By Anne Artley
When dancer Bianca Blanco, 34, was a young girl, she described herself as very shy.
“I was not good at expressing myself verbally,” she said. “But when I had my first ballet lesson, I felt like I had been set free.”
About 20 years later, Blanco is still dancing, and now she is directing her own show about human connection.
Kinection Dance Project, which is a collaborative effort between Blanco and her former dance partner, Cesar Garfiaz, will debut on Oct. 17, 2015, in the theatre space at New Roads School in Santa Monica. It will feature a variety of styles including modern, salsa, house (primarily tied to electronic dance music) and some balletic influence from Blanco.

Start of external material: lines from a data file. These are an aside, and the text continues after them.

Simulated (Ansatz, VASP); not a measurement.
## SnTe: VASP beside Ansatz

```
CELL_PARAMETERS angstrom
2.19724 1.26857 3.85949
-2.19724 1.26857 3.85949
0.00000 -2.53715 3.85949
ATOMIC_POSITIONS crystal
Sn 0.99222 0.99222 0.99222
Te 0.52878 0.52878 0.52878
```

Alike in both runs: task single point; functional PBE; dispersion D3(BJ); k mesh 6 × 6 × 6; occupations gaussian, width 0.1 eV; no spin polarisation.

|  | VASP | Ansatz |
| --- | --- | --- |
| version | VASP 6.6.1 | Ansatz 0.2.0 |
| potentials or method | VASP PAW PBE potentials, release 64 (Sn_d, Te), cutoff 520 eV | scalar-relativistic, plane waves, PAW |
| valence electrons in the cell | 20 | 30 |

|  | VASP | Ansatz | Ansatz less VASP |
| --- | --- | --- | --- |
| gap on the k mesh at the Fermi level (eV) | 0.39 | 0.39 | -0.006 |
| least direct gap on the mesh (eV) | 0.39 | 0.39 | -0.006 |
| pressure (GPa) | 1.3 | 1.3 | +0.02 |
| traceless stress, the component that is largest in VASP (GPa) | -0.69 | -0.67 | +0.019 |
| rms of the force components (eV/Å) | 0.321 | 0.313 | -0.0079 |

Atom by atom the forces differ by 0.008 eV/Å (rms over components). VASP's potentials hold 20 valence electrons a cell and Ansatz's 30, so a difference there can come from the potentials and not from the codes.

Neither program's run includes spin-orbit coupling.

The show explores how humans reach out to each other and the ways technology has twisted and diluted deep interactions. Given the theme, the dancers aim to involve the audience and break the “fourth wall” between the performers and viewers, said Blanco. People will also have the option to construct a hand-written letter or postcard before the show and send it in a mailbox in the lobby. Blanco is also playing with the idea of including hand-written letters as set pieces onstage.
Blanco said part of the inspiration for her show came from the very different dance styles of her and Garfiaz.
“I’m a soft dancer with very long movements, and he’s more fierce and energetic,” she said. “[The show] is symbolic of how different people can exist and have harmony instead of conflict.”
Blanco met Garfiaz in 2010 while performing for the Contra Tiempo Urban Latin Dance Theatre in Los Angeles. The troupe focuses on bringing awareness to social justice issues through dance. For example, one show of which Blanco took part in 2011, Full Still Hungry, explored relationships with food and overconsumption.
Blanco’s experience with this company may have contributed to her desire to produce meaningful work. She said her goal for ‘Kinection,’ is “to leave people both dancing in their seats and reflecting on connection.”
The 5’8” Blanco is a transplant from Kalamazoo, Mich., who moved to Los Angeles to pursue dance in 2002. In addition to pursuing her passion, Blanco works at the Coalition For Engaged Education in Santa Monica, Calif. as an Executive Assistant to the founder, Paul Cummins. Her short, honey-blond hair hangs in waves to her shoulders, and she is quick to smile and laugh, leaving no trace of the shyness that plagued her as a child. She identifies as Venezuelan-American, as her father emigrated from the country. He passed away recently, so Blanco dedicated a piece in ‘Kinection’ to his memory. A decision, she said, that has helped her put her soul into the work.
From her first ballet lesson, Blanco has dedicated herself to the art of dance. When her parents could no longer afford lessons, she took on a work-study program cleaning the studio in exchange for classes. In high school, she won a scholarship to Interlochen Center for the Arts in Michigan. She then went on to attend Western Michigan University, also on a scholarship, to study dance.
“Performing is my absolute favorite thing,” she said. “I feel that I can be my most honest, vulnerable self. As soon as I step on the stage, I can be that person, I can give every inch of my soul to the audience.” Blanco said that after 13 years in LA, she has honed in on her “voice” in dance.
But while Blanco can bare it all onstage as a performer, she said feels even more exposed directing her own material.
“When you’re playing a part in someone else’s piece, at the end of the day, even if it’s not that good, it wasn’t your idea,” she said with a laugh. “Creating a show about human connection forces us to confront our own vulnerability. It’s exciting yet scary.”
All proceeds from the show will go towards the Coalition for Engaged Education, a nonprofit that is dedicated to creating opportunities for all students to have access to a quality education.